The media cache maintains at most one Necko channel for each stream. (In the future it might be advantageous to relax this, e.g. so that a seek to near the end of the file can happen without disturbing the loading of data from the beginning of the file.) The Necko channel is managed through nsMediaChannelStream; nsMediaCache does not depend on Necko directly.
Every time something changes that might affect whether we want to read from a Necko channel, or whether we want to seek on the Necko channel --- such as data arriving or data being consumed by the decoder --- we asynchronously trigger nsMediaCache::Update on the main thread. That method implements most cache policy. It evaluates for each stream whether we want to suspend or resume the stream and what offset we should seek to, if any. It is also responsible for trimming back the cache size to its desired limit by moving overflowing blocks into the main part of the cache. The policy mechanism is fairly simple and stateless; it examines the current state of the cache and of all consumers, and decides what each stream should do at this moment (i.e., should the stream be trying to read data and if so, at what offset should it be trying to read).

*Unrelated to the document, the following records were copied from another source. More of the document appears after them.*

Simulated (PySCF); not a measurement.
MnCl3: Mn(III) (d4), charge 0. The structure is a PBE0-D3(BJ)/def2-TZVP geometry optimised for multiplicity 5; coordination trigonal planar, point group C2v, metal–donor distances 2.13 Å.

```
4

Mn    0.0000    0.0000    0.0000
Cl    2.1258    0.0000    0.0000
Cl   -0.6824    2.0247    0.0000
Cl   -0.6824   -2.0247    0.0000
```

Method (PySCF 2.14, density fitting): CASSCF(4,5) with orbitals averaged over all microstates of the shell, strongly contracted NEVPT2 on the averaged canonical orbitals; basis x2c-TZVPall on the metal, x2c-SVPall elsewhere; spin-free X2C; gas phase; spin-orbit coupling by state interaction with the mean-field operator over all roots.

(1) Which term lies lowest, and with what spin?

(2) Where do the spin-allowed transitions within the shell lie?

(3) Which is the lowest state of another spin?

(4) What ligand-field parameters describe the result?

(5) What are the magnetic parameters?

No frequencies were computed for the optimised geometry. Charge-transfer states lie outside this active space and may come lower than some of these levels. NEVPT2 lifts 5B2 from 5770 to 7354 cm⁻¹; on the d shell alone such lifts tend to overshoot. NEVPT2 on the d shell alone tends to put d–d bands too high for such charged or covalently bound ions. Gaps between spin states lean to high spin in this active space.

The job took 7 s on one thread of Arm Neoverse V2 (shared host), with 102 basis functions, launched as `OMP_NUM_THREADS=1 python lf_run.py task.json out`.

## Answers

Streams can be opened in non-seekable mode. In non-seekable mode, the cache will only call nsMediaChannelStream::CacheClientSeek with a 0 offset. The cache tries hard not to discard readahead data for non-seekable streams, since that could trigger a potentially disastrous re-read of the entire stream. It's up to cache clients to try to avoid requesting seeks on such streams.
The media cache is primarily designed to support HTML5 media elements, but potentially it could be useful in other places where we want a mix of random and sequential access to large files accessed over HTTP.